The Cementation of the Dead; the story of Theodore Graves Hulett’s most curious work in Oakwood Cemetery

By Michelle Ann Kratts 

This article appeared in

Judge Theodore Graves Hulett

He spent his boyhood by the light of tallow candles, pouring over whatever books he could get his hands on.  He was mechanical by nature.  Never satisfied.  Always seeking more knowledge and that light in the darkness.   Born into meager circumstances on June 13, 1811, in Williamsburgh, Massachusetts, Theodore Graves Hulett left home at twelve years old to apprentice with a carriage manufacturer in Pittsfield.  He taught himself law on the side and eventually made his way to Niagara Falls by 1834.  An important man, he was superintendent of the first Suspension Bridge and constructed the famous iron basket which, at one time, was the only means of transportation between the United States and Canada at this point until the bridge was created. It was suspended on a cable that ran along the American and Canadian shores.  He was so confident in its durability that he sent his own daughter across on its maiden voyage—never imagining for a moment the possibility that it could tumble down into the gorge taking little Elvira to a most violent death.    In 1849, Hulett was elected Justice of the Peace of the town of Niagara.  He was extremely active in most public matters in Niagara Falls and was one of our most prominent and respected residents.  During the Civil War he took care of the soldiers and their families.   But there was one more thing about Judge Hulett.  It was probably one of the most unusual contributions anyone ever made to Niagara Falls.  He originated the idea of and practiced (in Oakwood Cemetery) the cementation of the dead. 

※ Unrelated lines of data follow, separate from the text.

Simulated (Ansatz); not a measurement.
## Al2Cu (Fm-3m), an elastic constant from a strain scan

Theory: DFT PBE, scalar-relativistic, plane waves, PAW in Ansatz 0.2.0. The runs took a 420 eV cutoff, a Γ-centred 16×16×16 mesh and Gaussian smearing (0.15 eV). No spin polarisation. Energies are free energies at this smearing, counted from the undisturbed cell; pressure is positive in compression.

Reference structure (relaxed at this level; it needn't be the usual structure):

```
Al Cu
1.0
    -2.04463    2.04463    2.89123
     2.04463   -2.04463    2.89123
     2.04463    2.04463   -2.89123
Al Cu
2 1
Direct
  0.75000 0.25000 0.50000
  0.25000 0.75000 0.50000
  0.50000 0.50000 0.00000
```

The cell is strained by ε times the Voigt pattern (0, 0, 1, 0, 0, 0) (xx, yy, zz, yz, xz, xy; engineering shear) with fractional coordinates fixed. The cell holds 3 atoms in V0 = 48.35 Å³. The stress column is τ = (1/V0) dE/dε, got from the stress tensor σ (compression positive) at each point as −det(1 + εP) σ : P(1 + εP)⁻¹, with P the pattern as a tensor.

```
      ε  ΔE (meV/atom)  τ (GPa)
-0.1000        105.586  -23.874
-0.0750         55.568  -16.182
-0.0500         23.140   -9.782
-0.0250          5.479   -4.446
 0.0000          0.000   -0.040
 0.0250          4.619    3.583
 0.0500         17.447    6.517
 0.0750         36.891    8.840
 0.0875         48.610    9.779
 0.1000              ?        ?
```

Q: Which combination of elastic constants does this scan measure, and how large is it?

We’re not sure exactly how many graves and individuals were cemented as records are sparse during this time period.  We do know that the “cementation of the dead” was pretty common practice after 1886—but only in Oakwood Cemetery.  It was the only cemetery in the world to carry out such an unusual manner concerning the disposal of the dead.  According to a Niagara Gazette article on August 31, 1886, “this mode of burial has become the rule in Oakwood Cemetery.”  It cost the families an additional fee of $15 “to cement a casket in a stone casing of eight inches in thickness and without a royalty as it was under a scientist’s patent.”  Apparently, “on account of the moisture in the ground…” Oakwood Cemetery was the perfect location for the cementation of the dead. 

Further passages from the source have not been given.